Merge "Documentation for the Spark plugin"

2014-06-07 19:02:49 +00:00 · 2014-06-07 19:02:49 +00:00 · 4170900df0
commit 4170900df0
parent 4e3cb32475 2d4379bdb4
1 changed files with 63 additions and 0 deletions
--- a/doc/source/userdoc/spark_plugin.rst
+++ b/doc/source/userdoc/spark_plugin.rst
@ -0,0 +1,63 @@
+Spark Plugin
+============
+
+The Spark Sahara plugin provides a way to provision Apache Spark clusters on
+OpenStack in a single click and in an easily repeatable fashion.
+
+Currently Spark is installed in standalone mode, with no YARN or Mesos support.
+
+Images
+------
+
+For cluster provisioning prepared images should be used. The Spark plugin
+has been developed and tested with the images generated by the :doc:`diskimagebuilder`.

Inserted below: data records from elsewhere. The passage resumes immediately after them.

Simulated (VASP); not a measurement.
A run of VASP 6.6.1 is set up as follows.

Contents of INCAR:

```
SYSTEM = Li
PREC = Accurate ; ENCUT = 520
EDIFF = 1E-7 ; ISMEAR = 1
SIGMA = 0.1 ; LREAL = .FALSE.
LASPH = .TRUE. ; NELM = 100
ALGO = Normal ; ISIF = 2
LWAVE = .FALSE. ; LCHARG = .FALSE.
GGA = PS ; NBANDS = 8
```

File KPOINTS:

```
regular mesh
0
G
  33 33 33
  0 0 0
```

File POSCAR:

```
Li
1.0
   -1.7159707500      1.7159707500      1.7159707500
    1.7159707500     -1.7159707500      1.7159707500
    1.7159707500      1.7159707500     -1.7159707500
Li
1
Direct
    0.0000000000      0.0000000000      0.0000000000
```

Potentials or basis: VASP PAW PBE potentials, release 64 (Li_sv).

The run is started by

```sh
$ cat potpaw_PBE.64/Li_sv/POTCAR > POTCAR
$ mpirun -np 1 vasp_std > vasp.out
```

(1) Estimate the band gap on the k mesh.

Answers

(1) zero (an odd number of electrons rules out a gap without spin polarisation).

+Those Ubuntu images already have Cloudera CDH4 HDFS and Apache Spark 0.9.1 installed.
+
+The Spark plugin requires an image to be tagged in Sahara Image Registry with
+two tags: 'spark' and '<Spark version>' (e.g. '0.9.1').
+
+Also you should specify the username of the default cloud-user used in the image. For
+images generated with the DIB it is 'ubuntu'.
+
+Note that the Spark cluster is deployed using the scripts available in the
+Spark distribution, which allow to start all services (master and slaves), stop
+all services and so on. As such (and as opposed to CDH HDFS daemons), Spark is
+not deployed as a standard Ubuntu service and if the virtual machines are
+rebooted, Spark will not be restarted.
+
+Spark configuration
+-------------------
+
+Spark needs few parameters to work and has sensible defaults. If needed they
+can be changed when creating the Sahara cluster template. No node group options
+are available.
+
+Once the cluster is ready, connect with ssh to the master using the 'ubuntu'
+user and the appropriate ssh key. Spark is installed in /opt/spark and should
+be completely configured and ready to start executing jobs. At the bottom of
+the cluster information page from the OpenStack dashboard, a link to the Spark
+web interface is provided.
+
+Cluster Validation
+------------------
+
+When a user creates an Hadoop cluster using the Spark plugin,
+the cluster topology requested by user is verified for consistency.
+
+Currently there are the following limitations in cluster topology for the Spark plugin:
+
+  + Cluster must contain exactly one HDFS namenode
+  + Cluster must contain exactly one Spark master
+  + Cluster must contain at least one Spark slave
+  + Cluster must contain at least one HDFS datanode
+
+The tested configuration puts the NameNode co-located with the master and a DataNode
+with each slave to maximize data locality.
+
+Limitations
+-----------
+
+For now scaling and EDP are not supported.
+
+Swift support is not available in Spark. Once it is developed there, it will be
+possible to add it to this plugin.